That ethereal cheese
Is mara difficult. In Sri Lanka. There’s a cash ceiling here and I, at least have hit it. You need about 10,000 people a day to make day job money. I get about 400 with lackluster updating. I’m guessing I could get 1,000 if I update everyday, but that’s not enough. Off ads I make maybe Rs 2,000 a month – which won’t cover a trishaw to the bank. If I up that traffic to 10,000 it’s (theoretically) Rs 50,000. But that number, to me, is unattainable. The last official number I saw was from 2001, about 150,000 Internet users in SL. I’ve seen more recent numbers that say about 430,000. Assuming the latter, my retarded kallu sudda blog would still need to capture 2% of the entire Sri Lankan internet market to make any livable cash. Hence, in my personal choices, I’ve kinda left blogging on the shelf for a minute to work in print media, trying to raise awareness of Internet access and grow the national number, hoping that a rising tide lifts all boats.
Is actually serious shit. The Times has an interesting Small Business article on it. It talks about a few bloggers who each went from 300-3,500 hits into cash. On one level, if you reach certain numbers you make money from advertising. I mean, some people have hundreds of thousands of visitors per day – my favorite writer Andrew Sullivan for example. In fact, according to another Times article, Andrew accounts for 30% of the new traffic to his parent magazine’s site.
Once you get the numbers the money follows, but you have to get the numbers.
Sri Lankan Internet
In Sri Lanka, however, the pie is too small. You can’t have someone like Andrew Sullivan doing 125,000 people per day. That’s like a third to half of the entire population of Sri Lanka. In SL, however, people do pay like 100,000 for a page ad in magazines that reach like 10,000 people. There are unexploited niches here that can make money. For example, a Hi Magazine blog – written by a snarky writer – would be freaking huge. If I had even the remotest interest I’d consider it, but that’s something you can put a business plan and capital behind and it’ll prolly make money. There’s also a niche for business writing (LBO is profitable I think). And leisure, hotel, restaurant information is a mess online, a prolific blogger could cut through a lot of the chaff and make a bit of cash. At some point it might be fun to get some capital, hire some writers and do those things. Of course, you can always write a blog from here that appeals to a global (or Indian) market. Dunno. For me the answer is not yet.

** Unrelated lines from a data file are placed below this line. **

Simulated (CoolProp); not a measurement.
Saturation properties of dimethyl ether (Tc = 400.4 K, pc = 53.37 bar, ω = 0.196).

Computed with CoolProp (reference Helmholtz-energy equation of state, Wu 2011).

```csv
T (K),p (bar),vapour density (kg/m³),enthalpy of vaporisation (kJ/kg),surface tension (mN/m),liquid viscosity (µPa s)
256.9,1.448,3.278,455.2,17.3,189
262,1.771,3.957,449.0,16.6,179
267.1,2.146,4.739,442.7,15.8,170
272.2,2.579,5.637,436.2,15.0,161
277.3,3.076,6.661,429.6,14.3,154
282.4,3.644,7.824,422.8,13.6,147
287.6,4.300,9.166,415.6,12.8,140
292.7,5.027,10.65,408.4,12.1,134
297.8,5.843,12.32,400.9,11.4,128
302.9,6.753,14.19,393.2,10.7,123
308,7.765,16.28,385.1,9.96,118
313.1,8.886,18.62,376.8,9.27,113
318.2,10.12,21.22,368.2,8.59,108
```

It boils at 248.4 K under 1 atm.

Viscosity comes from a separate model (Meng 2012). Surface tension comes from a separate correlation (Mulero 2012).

While Sri Lanka only has maybe half a mil Internet users, it has over 8 million cell-phone users. I don’t think the PC/laptop is the vector to reach people here. Globally the trend is towards more and more powerful handhelds – which are cheaper as well. You obviously can’t do as much on a phone, but blogs are a medium that can convert well to phones. Hell, apparently fully half of the top 10 best-selling novels in Japan were written on cell-phones (Times). The cell phone is a workable vector, and Sri Lanka actually has pretty good 3G, HSPA and now WiMax coverage. The shit is in the air, if people learn how to pluck it.
It’s also a cascade. Right now Sri Lanka has some of the highest Internet prices in the world cause we have no economies of scale. Internet is actually way cheaper in bulk. That’s one reason the Nipponese pay about USD $0.27 for 61 Megabits. We pay a shitload more, I have to go to work and I can’t figure out the megabit thing, but a 4MB connection is like Rs 10,000-15,000. Japan is pretty small and they have enough people using the Internet to justify and recoup fibre and other investments. In Sri Lanka, howevs, laying fibre is prohibitive and there aren’t enough people to recoup money. Hence this generation is going to pay a shitload to fund the infrastructure that the next generation can use. And SLT charging 1,000 for ‘Broadband’ is bullshit. The market price – especially for the international pipe space out of the country – is simply higher. We do have to pay more to build infrastructure to deliver actual broadband.
That said, GPRS is like Rs 0.02 per kb (which is damn near nothing, about USD $0.0002) and 3G is also artificially cheap to encourage adoption. You can deliver Internet (and blogs) over those vectors, but it is kinda confusing and needs to be pushed.
So, do I think Sri Lankan Internet can grow enough to support professional bloggers? Yes. Do I think it’s ready now? No. I wish it was, but I think there’s still a lot of infrastructure work to do. Oh, and if we could stop the war and corruption that would be mara helpful. But until then the private sector and Sri Lankans might just have to do it ourselves.